In the 1920s, forest still covered 18 million hectares of 60 percent of the country’s total land area of 30 million hectares. It went down to 50 percent (15 million hectares) in the 1950s. In 1963, the UN Food and Agriculture Organization published data that placed forest cover of the country at 40 percent (12 million hectares).
By 1970s, the forest cover shrunk to 34 percent (10.2 million hectares). From 1977 to 1980, deforestation reached an all-time high — over 300,000 hectares a year, according to a booklet published by ESSC.
In 1987, the Swedish Space Corporation put forest cover in the country at 23 percent (6.9 million hectares). “At the end of the 1980s, out of the 34 major islands that had been very densely forested at the beginning of the century, 24 islands had now less than 10 percent forest cover,” the ESSC publication said.
In the 1990s, the Department of Environment and Natural Resources reported that the country had only 800,000 hectares (2.7 percent) primary forest cover. Residual forest was placed at 4.7 million hectares.
“Where have all our forests gone?” asked Roy C. Alimoane, the director of the Davao-based Mindanao Baptist Rural Life Center (MBRLC). “Why are we losing our trees at a very fast rate?”
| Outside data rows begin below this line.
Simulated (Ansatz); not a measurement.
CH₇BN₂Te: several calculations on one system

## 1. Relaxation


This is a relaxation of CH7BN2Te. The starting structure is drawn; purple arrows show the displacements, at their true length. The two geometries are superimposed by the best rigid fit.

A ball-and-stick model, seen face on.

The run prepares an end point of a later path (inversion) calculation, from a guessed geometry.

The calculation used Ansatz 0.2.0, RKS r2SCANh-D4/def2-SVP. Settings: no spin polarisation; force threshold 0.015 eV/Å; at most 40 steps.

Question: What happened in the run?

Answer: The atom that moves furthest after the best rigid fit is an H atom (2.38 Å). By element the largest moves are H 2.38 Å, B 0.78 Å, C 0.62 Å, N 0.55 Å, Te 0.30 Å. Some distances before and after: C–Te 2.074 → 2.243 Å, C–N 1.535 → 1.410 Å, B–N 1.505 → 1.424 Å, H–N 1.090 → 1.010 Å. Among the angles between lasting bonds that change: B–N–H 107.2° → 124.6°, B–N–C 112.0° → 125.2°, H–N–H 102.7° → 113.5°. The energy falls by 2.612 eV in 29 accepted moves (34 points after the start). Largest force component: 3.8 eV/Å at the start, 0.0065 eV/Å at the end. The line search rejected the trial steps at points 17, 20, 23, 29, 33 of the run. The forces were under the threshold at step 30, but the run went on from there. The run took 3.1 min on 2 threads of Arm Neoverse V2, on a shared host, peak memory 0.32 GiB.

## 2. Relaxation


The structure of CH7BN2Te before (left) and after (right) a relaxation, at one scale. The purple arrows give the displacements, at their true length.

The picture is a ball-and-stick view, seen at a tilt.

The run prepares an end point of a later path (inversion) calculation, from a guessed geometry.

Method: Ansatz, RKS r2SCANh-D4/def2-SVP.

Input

The ever-growing population can be partly blamed. “The most likely causes were the increase in population — up from about 500,000 in 152 to around seven million in 1900,” the ESSC publication surmised. Today, the Philippines is home to more than 100 million Filipinos.
“This was accompanied by the spread of commercial crops (abaca, tobacco and sugarcane) and by growth of pasture lands for cattle raising as the Philippines became part of the world economy,” the publication continued.
But logging — both legal and illegal — is seen as the primary culprit. “An important source of deforestation has been the dramatic expansion of destructive logging,” wrote Robert Repetto in The Forest for the Trees? Government Policies and the Misuse of Forest Resources.
The logging boomed in the late 1960s. “Logging concession areas increased from 4.5 million hectares to 11.6 million hectares, covering more than one-third of the entire country,” the ESSC publication reported. “Timber companies owned by the traditional elite, the Philippine military, and politicians cornered the logging contracts.”
According to Repetto, annual outputs averaging 10 million cubic meters were maintained until 1974, “when depletion, world recession, and competition from other log-exporting countries forced a reduction.”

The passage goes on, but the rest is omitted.